Sunday, January 25, 2009

Textbook Value Chains

In the very near future I intend to offer a new Electronic Marketing textbook using Lulu's print-on-demand service. The activities surrounding that effort got me thinking about textbooks. In this posting my goals are to put some of these thoughts in essay form and thereby encourage dialog on textbooks, textbook pricing, and the textbook value chain.


Textbook Market Analysis


I have been personally concerned about the rising prices of textbooks even before the current economic climate. Now, I wonder how difficult it is for aspiring students in Asia, South America, Africa and elsewhere to acquire new, quality textbooks. Even in my country every 10% rise in textbook prices removes a layer of students from the set of those who can afford college It has been reported that textbook prices have nearly tripled since the 1980's (New York Times 2008). This leads me to an informal market investigation of college textbooks.


Industry structure - Recent decades have seen a world-wide consolidation in the textbook publishing industry with resulting increases in market power for the small number of firms still standing. What's more, like prescription drugs, in the textbook market the decision maker does not internalize prices. The decision maker who chooses the textbook for a course and the purchaser who buys it are two distinct individuals.

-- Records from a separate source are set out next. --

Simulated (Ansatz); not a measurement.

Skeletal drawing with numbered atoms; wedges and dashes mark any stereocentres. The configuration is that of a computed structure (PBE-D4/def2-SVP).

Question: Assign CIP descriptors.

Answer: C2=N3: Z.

Fixed costs - Analagously once more to prescription drugs, there are high fixed costs associated with creating a new textbook. The market must be researched. The author must write the book. Reviewers must review the book. Slides, test banks, cases, instructors' guides and answer keys must be developed and refined. The book needs to be edited, copyedited, formatted, typeset and indexed. Artists must draw the art work and lawyers must arrange to purchase the rights to glossy photographs. The sales force has to be sent marching into instructors' offices. A strong resale market makes it even more imperative that the above fixed costs be recouped through high prices. Publishers have also astutely employed price bundling. We can note from the above that while the core value is provided by academics, important supplemental value is added by the publisher.


Variable costs - Variable costs are not trivial, especially where color is used rather than black and white. Cloth covers and binding are not inexpensive. There are also physical distribution costs. Numerous parties may take title to book shipments adding associated transaction costs. Accounting and financial settlement must be arranged and monitored.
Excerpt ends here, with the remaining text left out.